As abruptly as June turned into July, so did the tomato harvest become the fig harvest. Suddenly we’re down from at least a dozen ‘maters a day to maybe a couple, and up to our elbows in the ancient fruit.
We’re living inside an extended Iron Chef episode (if you’ve never seen the original, famous Japanese chefs “battle” the show’s standard-bearers in a contest to see who can present the best meals, all of which must contain a particular secret ingredient).
For the past five weeks, our secret ingredient was tomatoes. Salsa, pasta sauce, Caprese, grilled cheese samwitches with tomato, tomatoes smashed over hot garlic bread, tomatoes eaten raw like apples, tomato pie. Now the secret ingredient is figs, starting with the ones from the big “new” 5-year-old tree out front, with limbs sagging from the weight of green-turning-yellowish slightly flattened tennis-ball-sized fruit, made all the heavier after three days of Hurricane Alex leftover rain.
These big figs are sweet when very ripe, and make me feel like I’m eating a wet marshmallow. We snack on them fresh, but more and more I cook with them:
Bacon Fig Appetizers
Two nights ago I made crisscross cuts in the eye ends of a dozen, opened them up a little, drizzled a little honey inside followed by grated and mixed mozzarella and chili Parmesan cheeses. Then I cut several bacon slices in half long-ways and wrapped two bacon slices around each fig to help keep the cheesy openings closed.
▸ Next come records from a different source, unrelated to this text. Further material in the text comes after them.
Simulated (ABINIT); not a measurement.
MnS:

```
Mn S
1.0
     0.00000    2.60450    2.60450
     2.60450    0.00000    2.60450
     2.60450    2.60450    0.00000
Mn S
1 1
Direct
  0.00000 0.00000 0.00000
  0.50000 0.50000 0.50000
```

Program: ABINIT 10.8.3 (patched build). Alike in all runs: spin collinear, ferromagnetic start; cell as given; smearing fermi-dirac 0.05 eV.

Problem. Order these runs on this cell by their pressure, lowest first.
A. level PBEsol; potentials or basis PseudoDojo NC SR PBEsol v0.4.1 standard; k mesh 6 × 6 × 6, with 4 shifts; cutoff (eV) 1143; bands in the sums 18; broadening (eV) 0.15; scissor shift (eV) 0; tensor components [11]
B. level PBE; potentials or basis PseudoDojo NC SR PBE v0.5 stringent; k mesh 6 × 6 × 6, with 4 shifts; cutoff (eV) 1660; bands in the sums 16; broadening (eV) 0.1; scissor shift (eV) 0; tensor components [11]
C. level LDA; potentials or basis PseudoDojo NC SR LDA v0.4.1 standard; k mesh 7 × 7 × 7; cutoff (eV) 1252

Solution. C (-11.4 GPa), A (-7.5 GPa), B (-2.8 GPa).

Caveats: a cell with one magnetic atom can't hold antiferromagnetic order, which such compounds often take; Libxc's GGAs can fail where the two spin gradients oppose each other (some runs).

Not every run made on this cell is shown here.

You broil them, turning as needed, until the bacon has crisped up. We ran out of bacon and made a few more with just the honey and cheese, and it was good, too.
Chicken and Fig Sauce
Fresh figs don’t last, so use ‘em or they turn to mush and you have to throw them away. To prevent that, I made up a fig sauce, added cooked chicken and served it over pasta.
First, I peeled the skin off of nine of the big green figs (it comes off easily, otherwise I wouldn’t have bothered). I put the peeled figs in a mixing bowl and poured a cup of Chianti wine over them, covered the bowl with wax paper and microwaved it on high for three minutes.
I sliced an onion fine, smashed and minced two garlic cloves and minced half of a hot Serrano pepper, then added them to a deep skillet in which a couple of tablespoons of olive oil had been heating. Warmed it up until the onion was soft and beginning to carmelize.
Then I poured in a cup of chicken broth and two or three tablespoons of chopped and combined fresh thyme and oregano from out back. After stirring, I added the bowl of figs and wine, and mashed up the figs while the mixture heated up.
I let this boil gently for probably 15 or 20 minutes, stirring occasionally until it was reduced by half or more and had begun to thicken somewhat.
Then I added balsamic vinegar, kosher salt and pepper to taste, and then I stirred in about two cups of chopped smoked chicken and a dozen or so Kalamata olives.
We tried it over pasta and liked it, but rice would work, too.
Outside again, the enormous old turkey fig tree in the back yard also is beginning to produce ripe fruit – small, brown and almost bruised looking when ripe, and incredibly sweet. I’m already fighting the birds for them. Some like the figs so much they refuse to fly off even when I threaten to climb one of the many trunks. They know it’s a ruse. Now I have a little arsenal of throwing sticks lined up along the perimeter of the tree’s lower branches. I go out into the rain and clap my hands at the mocking bird, heave a couple of sticks at the blackbirds, pick about six little figs and eat them on the way back into the house.
The birds tell each other what a jerk I am and swoop back into the tree to gorge themselves before the back door shuts. The tree’s too big to wrap in bird netting; I might drape some over a few favored branches if the sun ever comes out again.
Or maybe what the birds need is a little diversion, courtesy of a few Fourth of July bottle rockets.